Speaker
Description
The potential of geothermal resources is currently limited by existing drilling technology. To address this issue, the DeepU project is investigating the use of laser and cryogenic gas to drill deep wells (>4 km) to create a U-shaped closed-loop geothermal heat exchanger. This technology includes a high-power laser source and optics, a drill string, a drill head, a flushing system and some ancillary systems required for successful rock penetration. Supercritical nitrogen is transferred down the borehole, then after isenthalpic expansion of the gas, vitrifies the rock and flushes the rock debris to the surface. A complex mathematical model of nitrogen flow during the laser drilling was developed. Pneumatic transport modeling provided preliminary information on the required supply of supercritical nitrogen to provide the necessary cooling power and pneumatic transport of cuttings to the surface.

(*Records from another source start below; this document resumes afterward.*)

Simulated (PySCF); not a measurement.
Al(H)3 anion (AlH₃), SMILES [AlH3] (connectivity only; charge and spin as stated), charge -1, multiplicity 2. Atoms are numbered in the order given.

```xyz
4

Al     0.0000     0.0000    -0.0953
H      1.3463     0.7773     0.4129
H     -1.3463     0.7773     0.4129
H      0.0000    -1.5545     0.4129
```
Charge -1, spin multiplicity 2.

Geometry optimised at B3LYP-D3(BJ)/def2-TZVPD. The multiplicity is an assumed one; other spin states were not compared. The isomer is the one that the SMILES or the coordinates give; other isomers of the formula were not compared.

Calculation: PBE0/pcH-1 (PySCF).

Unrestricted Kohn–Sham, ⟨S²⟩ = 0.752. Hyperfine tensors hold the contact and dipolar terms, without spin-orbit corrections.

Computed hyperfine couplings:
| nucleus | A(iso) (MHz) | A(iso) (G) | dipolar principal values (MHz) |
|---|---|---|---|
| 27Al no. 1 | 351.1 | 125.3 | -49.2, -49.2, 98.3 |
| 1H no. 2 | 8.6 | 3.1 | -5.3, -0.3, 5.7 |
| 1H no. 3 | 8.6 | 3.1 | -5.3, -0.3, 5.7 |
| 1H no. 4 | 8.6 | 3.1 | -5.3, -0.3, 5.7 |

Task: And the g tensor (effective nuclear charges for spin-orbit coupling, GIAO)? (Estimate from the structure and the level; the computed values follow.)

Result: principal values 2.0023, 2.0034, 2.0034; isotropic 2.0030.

Vacuum insulation was selected for the supercritical nitrogen transfer pipe. No commercially available cryogenic transfer line couplings suitable for the DeepU operating parameters were found, so a custom coupling system was designed to ensure tightness, robustness and ease of assembly. Potential failure modes of the proposed system were identified and mitigation steps were proposed. The study demonstrates the feasibility of delivering supercritical nitrogen to a borehole several kilometers deep. The test campaign of selected process phenomena and design solutions is ongoing.